Yesterday afternoon, the Seattle Mariners unofficially agreed to terms with not very good baseball player Jason Bay on a one-year contract. The Mariners won't confirm it, and the Mariners aren't going to sign Bay and call the rest of the offseason quits, but what the Mariners didn't really need was for Bay to be the acquisition of the winter meetings. Fans are impatient, Mariners fans are impatient and frustrated, and Jason Bay is a Canadianer Chone Figgins. If one had his druthers, Bay's a guy you get after you get the guy or two you actually want and intend to use. All the Bay news did was get people yelling, electronically and probably but hopefully not literally, out loud, with their voices.

But Bay wasn't all we got yesterday, in terms of Mariners rumors. In the weird and uncertain hours between Wednesday and Thursday, it was reported the Mariners were "very close" to signing Josh Hamilton. In truth, the Mariners probably aren't "very close", and even the initial report suggested the Mariners getting Hamilton depended on the Rangers getting Zack Greinke, but what's clear is that the Mariners aren't out on Hamilton at all. They're in there, as serious contenders, and we're all just kind of waiting on Greinke to make a decision. When Greinke topples over, the other players should begin to topple over. This is another and stranger way of referring to the players as dominoes.

We've talked about Hamilton a bunch before, and the sense is that he'll sign a shorter contract with a higher average annual value. The Rangers are apparently open to bringing him back -- very open! perhaps -- but they can't afford both him and Greinke, probably. And they're in on Greinke, and Justin Upton. Something needs to happen with the Rangers. Then the rest of the things can happen. There do not seem to be very many teams in on Hamilton at this point, so the Mariners could well be the fallback if the Rangers decide to go in another direction. According to Chuck Armstrong, the Mariners and Hamilton haven't discussed terms or any numbers, but we know the sides have talked and they've expressed some degrees of interest in one another.

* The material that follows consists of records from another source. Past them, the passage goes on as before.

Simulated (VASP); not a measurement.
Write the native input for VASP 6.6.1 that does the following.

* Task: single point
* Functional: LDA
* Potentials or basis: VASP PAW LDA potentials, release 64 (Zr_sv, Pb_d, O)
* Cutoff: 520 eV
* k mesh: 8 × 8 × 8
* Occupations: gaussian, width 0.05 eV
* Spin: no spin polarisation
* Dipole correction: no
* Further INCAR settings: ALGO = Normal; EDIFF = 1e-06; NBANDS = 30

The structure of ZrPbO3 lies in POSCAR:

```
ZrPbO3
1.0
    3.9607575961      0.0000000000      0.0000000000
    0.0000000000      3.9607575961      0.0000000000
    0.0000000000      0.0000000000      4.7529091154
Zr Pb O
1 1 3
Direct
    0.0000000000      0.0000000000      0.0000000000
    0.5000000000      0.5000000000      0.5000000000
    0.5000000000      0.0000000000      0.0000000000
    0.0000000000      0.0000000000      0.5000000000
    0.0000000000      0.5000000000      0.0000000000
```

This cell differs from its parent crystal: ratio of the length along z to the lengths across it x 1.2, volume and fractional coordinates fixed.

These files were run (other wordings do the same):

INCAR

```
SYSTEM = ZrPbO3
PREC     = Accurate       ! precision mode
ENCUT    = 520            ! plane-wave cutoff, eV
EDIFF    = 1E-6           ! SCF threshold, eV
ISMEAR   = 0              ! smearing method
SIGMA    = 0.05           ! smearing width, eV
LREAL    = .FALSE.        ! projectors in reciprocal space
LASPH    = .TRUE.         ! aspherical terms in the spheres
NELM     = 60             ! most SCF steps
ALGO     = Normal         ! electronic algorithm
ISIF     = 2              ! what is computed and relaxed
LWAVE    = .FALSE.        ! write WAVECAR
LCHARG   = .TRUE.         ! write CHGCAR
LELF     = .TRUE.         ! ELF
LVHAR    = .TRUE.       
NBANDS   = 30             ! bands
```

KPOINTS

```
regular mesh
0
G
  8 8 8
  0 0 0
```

Josh Hamilton could really happen. He also could really not, but at this point it isn't Josh Hamilton or bust for the Mariners, because there are these other guys too. Nick Swisher hasn't yet signed anywhere, and he's seen his pool of potential suitors shrink. The Red Sox appear to be out, Swisher appears to be too expensive for the Giants, and the Orioles keep denying involvement. A report yesterday said Swisher's primary suitors are the Mariners and the Indians, and the Indians supposedly made a large bid for Shane Victorino before he wound up signing with Boston. The Indians do have money to spend, but they might be one of the rare teams beside whom the Mariners look desirable.

For the Mariners, Swisher seems like almost too good of a fit. He comes with far less uncertainty than Josh Hamilton does, and he offers the right sort of positional flexibility. He hasn't yet fallen into the Mariners' lap, but he's getting there, and depending on the Hamilton situation the Mariners could present to Swisher his biggest offer. Then it would be a matter of Swisher deciding whether or not to take it, since the biggest offer isn't always automatic. Swisher undoubtedly has his preferences, but his preferences might not have Nick Swisher as a preference.

And then there's Michael Bourn. We haven't talked about him the way we've talked about Hamilton and Swisher, since he's less obvious of a fit, but the Mariners have been strongly linked to Bourn lately and the Phillies just today traded for Ben Revere to handle their center field. The Phillies apparently decided they'd rather overpay in resources for Revere than overpay in money for Bourn. Bourn is represented by Scott Boras, so this could easily drag out, but the teams that needed center fielders have pretty much all found their center fielders. The Phillies got Revere, the Braves got B.J. Upton, the Giants got Angel Pagan, the Red Sox got Shane Victorino, and the Nationals got Denard Span. Bourn's market is shriveling up, and the Mariners do have space. The Twins suddenly need a center fielder after dealing away two of them, but the Twins, like the Indians, probably look worse to a free agent than the Mariners do.

Bourn isn't the guy I want the most, and surely there are other teams out there who are going to have interest as Bourn's asking price presumably comes down, but Bourn's a good player and what the Mariners need the most are more good players. Especially good players who play the outfield. The fan base might not be receptive to a Bourn-type, but they'd come to like him if he didn't suck a lot, which he might not do. They're not all Chone Figgins. Sometimes they're even their own people.

Hamilton's out there, Swisher's out there, Bourn's out there, and the Mariners are out there, with fewer teams still being out there than before. I don't know if the Mariners are going to get any of these guys, but they're going to try, and Jason Bay isn't the end of it. The winter meetings aren't all about making moves. They're also about gaining clarity when it comes to future moves. A lot more is known now than was known a few days ago, and what we know now is that the Mariners are in decent position to make a splash. A splash not out of desperation, but out of an attempt to make the 2013 team a fringe playoff contender.